By the time James come to the stage around 8.45 the Arena is packed although it’s clear, at least where we were, that there’s none of the atmosphere that sometimes tarnishes these big hometown gigs. People are here for a celebration of their band, the one that unlike some of their more celebrated contemporaries can still fill places like this and do it on their terms and not as part of some greatest hits recycled package aimed at the pocket rather than at the heart and mind.

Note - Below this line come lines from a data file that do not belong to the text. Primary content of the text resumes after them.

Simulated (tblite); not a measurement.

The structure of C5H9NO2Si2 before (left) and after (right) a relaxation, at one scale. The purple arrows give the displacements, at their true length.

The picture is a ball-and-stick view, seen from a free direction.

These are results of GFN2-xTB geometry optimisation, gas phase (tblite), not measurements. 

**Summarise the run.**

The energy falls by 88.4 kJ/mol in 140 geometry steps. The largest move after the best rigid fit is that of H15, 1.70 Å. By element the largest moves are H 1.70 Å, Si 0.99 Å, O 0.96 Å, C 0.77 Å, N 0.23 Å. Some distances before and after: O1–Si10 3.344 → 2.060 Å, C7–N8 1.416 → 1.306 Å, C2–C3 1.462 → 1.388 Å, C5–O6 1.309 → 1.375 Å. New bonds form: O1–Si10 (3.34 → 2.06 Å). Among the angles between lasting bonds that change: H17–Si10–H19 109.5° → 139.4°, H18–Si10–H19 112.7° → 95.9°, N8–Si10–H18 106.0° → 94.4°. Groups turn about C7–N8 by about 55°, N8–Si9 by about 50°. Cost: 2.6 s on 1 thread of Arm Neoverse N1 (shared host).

They open with Out To Get You, a song that they considered resting on this tour, but one which sets the right tone for the evening. As Saul’s violin and Mark’s melodica ripple over us, up the sides of the hall and back down it feels like something special is about to occur and it’s exactly what does happen. Tim shows us his battle scars from his venture out into the crowd the night before in Llandudno and asks us to be gentle with him and to treat his 56 year old body like a porcelain ming vase when he comes out to meet us.
This is the Girl At The End Of The World tour and tonight they ensure that it lives up to its billing. One minor criticism of James’ sets in the past has been that their sets for these big gigs are, understandably given this venue holds about the number of people that got them to number 2 in the charts, sometimes less directed towards the new, but there’s none of that tonight as we get nine of the twelve songs from the record. Four of those come in a row, once they’ve done the obligatory false start on one of them given the complexities of getting eight people on stage, tonight it’s Move Down South. Once it starts though, like all the new songs tonight, they don’t feel out of place, they belong in places like this and those that haven’t pulled their finger out and got to know the Girl need to do it. Jim wisecracks at the end of the set, deadpan as ever, that “it’s the last thing you should do.”
To My Surprise is probably, of all the new songs, the one that has had the most stunning transformation to a live song. It has a surging pulsating energy coursing through it and as thousands bellow back the “were you just born an arsehole?” chorus as the stage is illuminated in blinding white light. Tim comes down to the crowd and dives in head first, lifted across us on a sea of hands without losing a note. Surfer’s Song follows and as he jumps on one of the boxes, standing tall and proud surveying the crowd like a lighthouse keeper as the (sound) waves crash against him, it’s not the James of the big hits, but the adrenalin surge that the song injects as it takes everything in his path with it is something the band’s detractors would never envisage. Catapult has that same raw invigorating energy to it as well, Tim making his way into the seats to connect with more people.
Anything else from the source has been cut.